Staff in the wholesale and investment banking operations of JP Morgan and Chase Manhattan are braced for between 5,000 and 10,000 job losses worldwide following confirmation yesterday that Chase is buying its US rival in a $34bn (£25.5bn) all-share deal.

Staff in the wholesale and investment banking operations of JP Morgan and Chase Manhattan are braced for between 5,000 and 10,000 job losses worldwide following confirmation yesterday that Chase is buying its US rival in a $34bn (£25.5bn) all-share deal.

Although senior executives refused yesterday to be drawn on job cuts, William Harrison, the Chase chairman, said he anticipated savings of $1.5bn as a result of eliminating overlap between the two organisations.

Under the terms of the deal unveiled in New York, Chase is offering 3.7 of its shares for one of JP Morgan's.

The merged entity will be called JP Morgan Chase. Sandy Warner, JP Morgan's chief executive, will become chairman, with Bill Harrison, the Chase chairman, assuming the role of chief executive.

Analysts said that while the deal clearly satisfied Chase's long-standing ambitions to acquire a big-hitting investment bank, putting the two together would still leave Chase lagging the investment banking big three - the so-called "bulge bracket" firms - Goldman Sachs, Morgan Stanley and Merrill Lynch, by some way.

Ray Soifer, a noted Wall Street analyst, commented yesterday: "In purely financial terms, it should work. In strategic terms, the jury is still out. It still leaves the combined firm well below the bulge bracket in equity and advisory."

Most of the job losses are expected in New York where the two banks have their headquarters. But London, where there is already fall-out following the recent takeover of Credit Suisse First Boston by Donaldson, Lufkin & Jenrette, will not be spared.

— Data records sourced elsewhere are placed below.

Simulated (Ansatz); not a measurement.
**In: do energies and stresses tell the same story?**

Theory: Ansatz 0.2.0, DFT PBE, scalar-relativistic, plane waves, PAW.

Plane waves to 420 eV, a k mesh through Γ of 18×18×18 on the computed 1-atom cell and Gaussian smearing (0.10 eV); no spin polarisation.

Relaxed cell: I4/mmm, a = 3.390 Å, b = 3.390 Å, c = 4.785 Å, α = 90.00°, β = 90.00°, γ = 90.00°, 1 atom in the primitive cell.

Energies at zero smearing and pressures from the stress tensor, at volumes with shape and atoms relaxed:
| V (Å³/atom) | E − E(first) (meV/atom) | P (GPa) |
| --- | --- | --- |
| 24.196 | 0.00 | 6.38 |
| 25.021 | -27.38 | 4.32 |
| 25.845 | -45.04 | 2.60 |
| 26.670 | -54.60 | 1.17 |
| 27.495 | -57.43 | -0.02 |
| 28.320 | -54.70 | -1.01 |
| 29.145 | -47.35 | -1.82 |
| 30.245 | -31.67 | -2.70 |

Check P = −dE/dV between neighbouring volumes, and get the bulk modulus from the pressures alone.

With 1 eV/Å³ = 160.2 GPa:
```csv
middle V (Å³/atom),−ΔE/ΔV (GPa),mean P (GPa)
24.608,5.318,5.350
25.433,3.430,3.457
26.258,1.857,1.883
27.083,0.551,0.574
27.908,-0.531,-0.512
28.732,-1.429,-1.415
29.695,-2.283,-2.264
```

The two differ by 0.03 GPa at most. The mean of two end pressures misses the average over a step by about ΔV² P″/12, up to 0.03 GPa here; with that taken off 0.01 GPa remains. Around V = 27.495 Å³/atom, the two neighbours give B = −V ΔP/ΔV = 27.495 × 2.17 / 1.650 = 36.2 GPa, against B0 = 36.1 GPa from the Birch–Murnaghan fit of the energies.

However, bankers say that with houses like Bear Stearns and ABN Amro actively looking for staff, and others such as BNP Paribas and Dresdner Kleinwort Benson rebuilding after a spate of defections, staff displaced by the deal are unlikely to be out of work for long.

In London, the biggest threat hangs over some of the corporate finance, fixed income and research operations of JP Morgan's Robert Fleming, which will probably be gutted, with only a few choice individuals likely to survive. "The equity business is going to be completely canned," said one observer.

Mr Harrison, one of Wall Street's most aggressive dealmakers, made several attempts to take over Merrill Lynch during the past two years, before deciding to focus on building what he could from what was more easily available. The JP Morgan deal follows the acquisition last year of Hambrecht & Quist, a specialist technology advisory boutique, and the purchase earlier this year of Robert Fleming, one of the last of the City's blue chip names, for an eyebrow-raising $7.7bn.